Jason Goes to Hell: The Final Friday

After taking Manhattan in Friday The 13th Part VIII, hockey-masked horror legend Jason Voorhees returns for the supposedly last time to take a different kind of vacation in Jason Goes to Hell: The Final Friday. Following the blood path from Freddy’s Dead: The Final Nightmare, the film tries to prove that this is the true end of the series twice in the title. Jason already wrote his first Final Chapter in 1984, yet the title still leaves the opening for another sequel. Jason Goes to Hell, but it doesn’t say anything about him staying there.

Still, preparing this as the blood-drenched finale, series engineer Sean S. Cunningham (who produced and directed the original Friday The 13th) returns to show his famed creation the door to Hades. Opening like just about every other Friday film, the action takes an unexpected (but certainly welcome) turn within the first ten minutes. After the standard “lights go out while you’re in the shower” scenario, an unwelcome female visitor to Camp Crystal Lake bears witness to the reappearance of Jason Voorhees, a host to maggots who has a real problem with young people.

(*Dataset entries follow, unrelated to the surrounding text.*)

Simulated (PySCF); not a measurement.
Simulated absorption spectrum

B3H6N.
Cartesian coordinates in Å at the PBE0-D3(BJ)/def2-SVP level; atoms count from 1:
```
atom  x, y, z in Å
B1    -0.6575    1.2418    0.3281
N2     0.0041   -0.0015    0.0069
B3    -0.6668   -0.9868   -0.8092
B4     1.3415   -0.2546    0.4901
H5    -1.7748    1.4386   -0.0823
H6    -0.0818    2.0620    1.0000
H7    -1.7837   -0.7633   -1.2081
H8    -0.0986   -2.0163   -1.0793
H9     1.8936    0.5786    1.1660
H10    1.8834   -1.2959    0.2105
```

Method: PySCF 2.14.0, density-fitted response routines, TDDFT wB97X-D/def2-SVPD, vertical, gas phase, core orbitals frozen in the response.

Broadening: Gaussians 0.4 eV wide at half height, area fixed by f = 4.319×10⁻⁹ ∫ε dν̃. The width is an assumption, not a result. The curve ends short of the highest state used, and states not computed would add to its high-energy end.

As he lummoxes toward his next victim in the dark and desolate forest, little appears different from the previous eight in this franchise. As the fans might say “if it ain’t broke, don’t fix it.” When Jason raises his trademark machete (which is so rusty it must do more damage with tetanus), a flood of bench lights fill the forest arena as a S.W.A.T.-style F.B.I. task force bombard the maniac with an assembly line of bullets, finally blowing him to smithereens and into the opening titles. Within ten minutes, the fans are rewarded with what they have anticipated for over a decade: the death of Jason Voorhees. If there were any regard for them whatsoever, he would have gone straight to the end credits from here.

Instead, he is resurrected again, even though he is without a mutilated carcass to carry out his bloodstained chores. Jason turns out to be powered by a demon that dwells in his (literally) black heart and his body was merely a vessel for destruction. The coroner examining it is hypnotized into eating the heart and thus absorbing the ogre’s soul. With the ability to change form at any given time, Jason must now track down his long-lost niece (Kari Keegan) in order to be properly reborn. “Jason needs a new body,” proclaims Creighton Duke (Steven Williams), a bounty hunter who somehow has all the info on the knife-wielder. If he has been wearing the same body for about fifteen years, what is the problem now?

Not that the original films were gold, but the premise of the first was an interesting one: a young boy (Jason) drowns at a summer camp many years ago and two counselors are murdered the following year. Upon reopening of the camp, a series of grisly murders begins. While even the absolute best of this series were cheesy and dumb, Jason Goes to Hell stands alone as a vile, mean-spirited bore. The sight of Jason claiming his victims is neither scary nor shocking. So much effort is put into making each death as sadistic and slow as possible for the victim you get the feeling Director Adam Marcus truly hated just about every character in this film. At one point, Jason changes bodies from a town police officer to a slimy TV anchor. The transition for the anchor is quick, while the police officer slowly melts away; watching the remainder of his face ooze off.

To say that the series loses it’s roots would be obvious. Since this is part nine of the franchise, one would expect that the story would take a different direction. But Jason Goes to Hell replaces the revenge plot of the original two films with supernatural mumbo-jumbo. Since Jason is just a “demon,” there was never any reason to pay attention to the story, because watching a demon kill for no purpose is pointless. Watching a tortured soul who longs to regain the childhood he lost is, however violent, interesting.

The film is as torturous an experience for the viewer as it is for the victims. It is of worth only for the last shot, which promises—how do I put it—the battle of the century. Jason may go to hell, and in a way, we do, too.